Using the new S.H.E.R.L.O.C.K program to go over the screams at 149 am in the idaho 4 case nobody has wanted to talk about. S.H.E.R.L.O.C.K can help identify speakers and clear up audio files
what is S.H.E.R.L.O.C.K noise remover?
Speech Hearing Evidence Restoration Learning Observation Classification Kit, is part of a larger kit.
S.H.E.R.L.O.C.K noise removal helps make hard-to-hear recordings easier to understand. You give it one file that’s just the annoying background sound, like a hum or static, and another file that has the voice you want to hear. This program does not use artificial intelligence or machine learning; instead, it relies on traditional digital signal processing techniques. The program learns what the bad sound is, then goes through the recording and removes that same sound so the voice stands out more.

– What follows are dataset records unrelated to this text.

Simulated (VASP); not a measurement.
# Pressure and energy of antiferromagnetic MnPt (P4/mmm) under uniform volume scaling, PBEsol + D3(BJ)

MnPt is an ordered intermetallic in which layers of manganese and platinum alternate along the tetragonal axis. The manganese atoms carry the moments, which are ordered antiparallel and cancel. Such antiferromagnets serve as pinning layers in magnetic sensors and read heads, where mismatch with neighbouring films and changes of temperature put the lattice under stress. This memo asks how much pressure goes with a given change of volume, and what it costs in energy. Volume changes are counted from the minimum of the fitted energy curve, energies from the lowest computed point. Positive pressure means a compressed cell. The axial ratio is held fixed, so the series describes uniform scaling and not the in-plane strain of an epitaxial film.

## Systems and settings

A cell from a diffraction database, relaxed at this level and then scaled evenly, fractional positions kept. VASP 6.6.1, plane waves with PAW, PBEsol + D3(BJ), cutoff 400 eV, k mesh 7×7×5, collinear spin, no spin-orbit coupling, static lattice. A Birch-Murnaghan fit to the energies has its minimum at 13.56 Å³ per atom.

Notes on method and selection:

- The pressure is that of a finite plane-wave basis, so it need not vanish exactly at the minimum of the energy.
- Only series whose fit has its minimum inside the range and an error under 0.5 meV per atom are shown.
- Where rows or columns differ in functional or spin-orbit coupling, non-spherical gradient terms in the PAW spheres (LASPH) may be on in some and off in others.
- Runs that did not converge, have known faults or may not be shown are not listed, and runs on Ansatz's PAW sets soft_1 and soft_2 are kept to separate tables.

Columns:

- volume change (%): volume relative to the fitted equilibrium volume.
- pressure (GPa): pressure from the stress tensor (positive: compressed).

This program can be used in court cases because it relies on well-established, non-AI signal-processing methods that are transparent, repeatable, and explainable. This program primarily uses spectral subtraction–based noise reduction, implemented through the noisereduce Python library. It does not invent, guess, or reconstruct audio; instead, it applies fixed mathematical filters and spectral noise reduction techniques to remove background noise that already exists in the recording. The user supplies a separate noise-only sample, which serves as an explicit reference, and the software reduces only those frequencies that statistically match that known noise profile. Because the same input files and settings always produce the same output, the process is reproducible and can be independently verified by another expert using the same parameters. The original audio is never altered or overwritten, preserving the evidentiary chain of custody, while the cleaned file is clearly identifiable as a processed derivative. All processing steps—high-pass filtering, spectral subtraction, stationary noise modeling, and optional multi-pass attenuation—are standard forensic audio techniques that have existed for decades and can be fully described in testimony without relying on proprietary or opaque “black box” AI behavior. This makes the results defensible under evidentiary standards that require transparency, reliability, and the ability for opposing experts to examine and replicate the method
The core noise removal is done using spectral noise reduction via spectral subtraction, implemented through the noisereduce library’s reduce_noise() function. Internally, the audio is split into short overlapping time windows and transformed from the time domain into the frequency domain using a Short-Time Fourier Transform (STFT). For each time–frequency bin, the algorithm compares the energy in the target audio to a noise profile derived from the separate noise-only recording. If the energy in a frequency bin falls within the statistical threshold of the noise profile, that frequency is attenuated according to a user-controlled reduction factor (prop_decrease). When the “stationary noise” option is enabled, the algorithm assumes the noise is consistent over time and applies stationary noise estimation using a standard-deviation–based threshold (n_std_thresh_stationary) rather than adaptive learning. After attenuation, the modified frequency data is reconstructed back into audio using an inverse STFT.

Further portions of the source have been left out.